Ganga river basin is the largest river basin in India in terms of catchment area, constituting 26% of the country's land mass (8,61,404 Sq. km) and supporting about 43% of its population (448.3 million as per 2001 census).
The basin is bounded by the Himalayas on the north, by the Aravalli on the west, by the Vindhyas and Chhotanagpur plateau on the south and by the Brahmaputra Ridge on the east.
The Ganga rises in the Gangotri glacier in the Himalayas at an elevation of about 7,010 m in the Uttarkashi district of Uttarakhand.
The basin covers 11 States, viz., Uttarakhand, Uttar Pradesh, Madhya Pradesh, Rajasthan, Haryana, Himachal Pradesh, Chhattisgarh, Jharkhand, Bihar, West Bengal and Delhi.
The entire stretch of river Ganga (main stem) into three segments, as under:
A. Upper Ganga ≈ 294 km (Gaumukh to Haridwar): The River in the upper segment flows on steep and narrow bed, mostly rocks and boulders, carries cold water, is subjected to much less anthropogenic pollution, has highly sensitive and fragile ecosystem and biodiversity, and most importantly considered to have potential for harnessing hydropower.

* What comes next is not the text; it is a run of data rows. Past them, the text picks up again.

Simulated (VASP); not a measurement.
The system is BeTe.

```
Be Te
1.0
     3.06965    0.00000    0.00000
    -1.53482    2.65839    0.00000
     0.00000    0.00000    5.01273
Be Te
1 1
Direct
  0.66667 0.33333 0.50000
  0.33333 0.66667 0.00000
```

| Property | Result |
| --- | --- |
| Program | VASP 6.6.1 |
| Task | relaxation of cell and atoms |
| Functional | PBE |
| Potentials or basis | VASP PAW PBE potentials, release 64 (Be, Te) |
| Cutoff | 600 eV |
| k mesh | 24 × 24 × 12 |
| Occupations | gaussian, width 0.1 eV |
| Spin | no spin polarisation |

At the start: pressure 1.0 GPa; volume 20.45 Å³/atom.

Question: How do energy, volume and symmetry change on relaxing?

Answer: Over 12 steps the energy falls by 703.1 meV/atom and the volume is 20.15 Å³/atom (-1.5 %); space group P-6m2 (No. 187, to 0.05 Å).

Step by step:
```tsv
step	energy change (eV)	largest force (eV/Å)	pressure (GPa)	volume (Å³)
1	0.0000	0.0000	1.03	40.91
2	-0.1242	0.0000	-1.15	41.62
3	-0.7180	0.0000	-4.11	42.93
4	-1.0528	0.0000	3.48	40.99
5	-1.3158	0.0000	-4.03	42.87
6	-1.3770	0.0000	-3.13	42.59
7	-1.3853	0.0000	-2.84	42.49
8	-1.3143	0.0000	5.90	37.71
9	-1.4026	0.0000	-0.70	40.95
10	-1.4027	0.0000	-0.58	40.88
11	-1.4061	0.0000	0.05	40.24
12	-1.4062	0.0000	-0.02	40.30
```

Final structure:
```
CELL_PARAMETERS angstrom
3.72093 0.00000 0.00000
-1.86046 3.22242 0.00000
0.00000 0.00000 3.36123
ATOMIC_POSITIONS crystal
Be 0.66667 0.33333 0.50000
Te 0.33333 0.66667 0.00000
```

B. Middle Ganga ≈ 1082 km (Haridwar to Varanasi): The River in the middle segment enters and flows in plains, meandering mostly on bed of fine sand, has wide river bed and flood plain, and most importantly modified through human interventions in terms of huge quantities of water diversion/abstraction and subjected to high degree of pollutant loads from domestic, industrial and agricultural activities.
C. Lower Ganga ≈ 1134 km (Varanasi to Ganga Sagar): The river in the third segment has experienced considerable changes in the sediment transport and deposition, causes wide spread flooding, undergoes frequent changes in her channel path, and most importantly is subjected to international disputes on flows and interventions made and/or are being carried out/planned.
Sedimentation in Ganga River Basin
Erosion, sediment transport and siltation are very complex phenomena and their estimation has inherent limitations and uncertainties. This is truer in case of large river Ganga, which exhibits large geomorphic diversity as one travels from Haridwar to Farakka.
Sedimentation in rivers has increased due to rapid urbanisation in flood plains, encroachment of river beds, changes due to human activity, and deforestation in catchment area of rivers.
Dams or barrages constructed on rivers also alter the equilibrium of flow of water and sediment in rivers.
Principles for sediment management
Essential principles to be followed for sediment management include:
(i) making sediment management a part of integrated river basin management, and
(ii) evidence based removal of silt, using best practices to minimise damage to the river flow.
1. Which of the following are the effects of Sediment on the Aquatic Environment?
1. Loss of coral reef communities
2. Changes in fish migration
3. Nutrient balance changes which results in turbidity
a) 1 and 2
b) 2 and 3
c) 1 and 3
Exp: The environmental impacts of sedimentation include the following: loss of important or sensitive aquatic habitat, decrease in fishery resources, loss of recreation attributes, loss of coral reef communities, human health concerns, changes in fish migration, increases in erosion, loss of wetlands, nutrient balance changes, circulation changes, increases in turbidity , loss of submerged vegetation, and coastline alteration.